The Officers’ Mess – RAF Halton

  • Client: Amey
  • Construction Year: 2021
  • Location: Buckinghamshire
  • Duration: 5 months
  • Sector: Government and Local Authorities

Built between 1880 and 1883, Halton House is a stunning Grade II* listed building that has been the home of RAF Halton’s Officers’ Mess since just after the First World War. Formerly built for a member of the Rothschild Family and regularly hired out to the media industry for films and TV dramas, expectedly, elements of the Victorian structure at times requires some subtle but sophisticated maintenance.
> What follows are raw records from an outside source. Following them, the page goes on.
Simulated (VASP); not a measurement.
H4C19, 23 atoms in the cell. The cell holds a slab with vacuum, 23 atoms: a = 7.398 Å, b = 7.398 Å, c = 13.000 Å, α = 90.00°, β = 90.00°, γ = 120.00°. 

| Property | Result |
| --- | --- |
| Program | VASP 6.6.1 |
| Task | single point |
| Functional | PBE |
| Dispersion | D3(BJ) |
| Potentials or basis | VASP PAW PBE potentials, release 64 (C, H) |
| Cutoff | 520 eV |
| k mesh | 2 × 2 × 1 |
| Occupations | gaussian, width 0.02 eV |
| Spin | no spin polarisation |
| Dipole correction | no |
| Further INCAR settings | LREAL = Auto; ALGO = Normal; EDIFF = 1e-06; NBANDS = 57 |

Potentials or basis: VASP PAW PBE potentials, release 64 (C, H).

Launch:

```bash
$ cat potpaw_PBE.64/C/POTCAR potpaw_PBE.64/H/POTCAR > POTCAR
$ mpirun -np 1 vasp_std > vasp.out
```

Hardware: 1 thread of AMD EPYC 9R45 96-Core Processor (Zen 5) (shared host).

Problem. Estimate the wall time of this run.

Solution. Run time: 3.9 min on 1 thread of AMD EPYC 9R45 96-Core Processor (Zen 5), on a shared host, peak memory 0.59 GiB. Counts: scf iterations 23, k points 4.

Concept Building Services (Southern) Limited, working closely under the directive of Amey Defence Services have just completed two very intricate projects on this beautiful heritage site that involved renovation of exterior sections of the lead guttering in the West Wing coupled with the refurbishment of the famous glass dome and lantern roof over the main hallway and staircase. This second element especially required the experience and understanding of the complexity of working with Victorian glass structures and the need for precision accuracy throughout.

The West Wing
Once the scaffolding was erected around the outside of the West Wing the team worked their way around the building removing the old lead off the façade. This was then replaced with 120 metres of new while at the same time addressing any damage to the original stone cornice. The whole process was systematically choreographed, not only because of the unpredictable British weather, but so the original slate tiles could also be carefully lifted one at a time to allow the new lead to seamlessly blend into place here at the same time

The Victorian Glass Dome and Lantern Roof
The Glass Dome and the Lantern Roof are beautiful examples of the architectural techniques used in that Victorian era; however, both needed important restoration. Once scaffolding had been carefully erected inside the building to create a protective floor against possible falling debris and new access ladders installed to the inner roof space, only then could the refurbishment of both structures begin in earnest. On the Dome, the heritage putty was replaced across the whole body and then repainted three times to bring it back to its original splendour. While on the Lantern roof any broken glass panels were replaced before the same refurbishment procedures continued as with the Dome.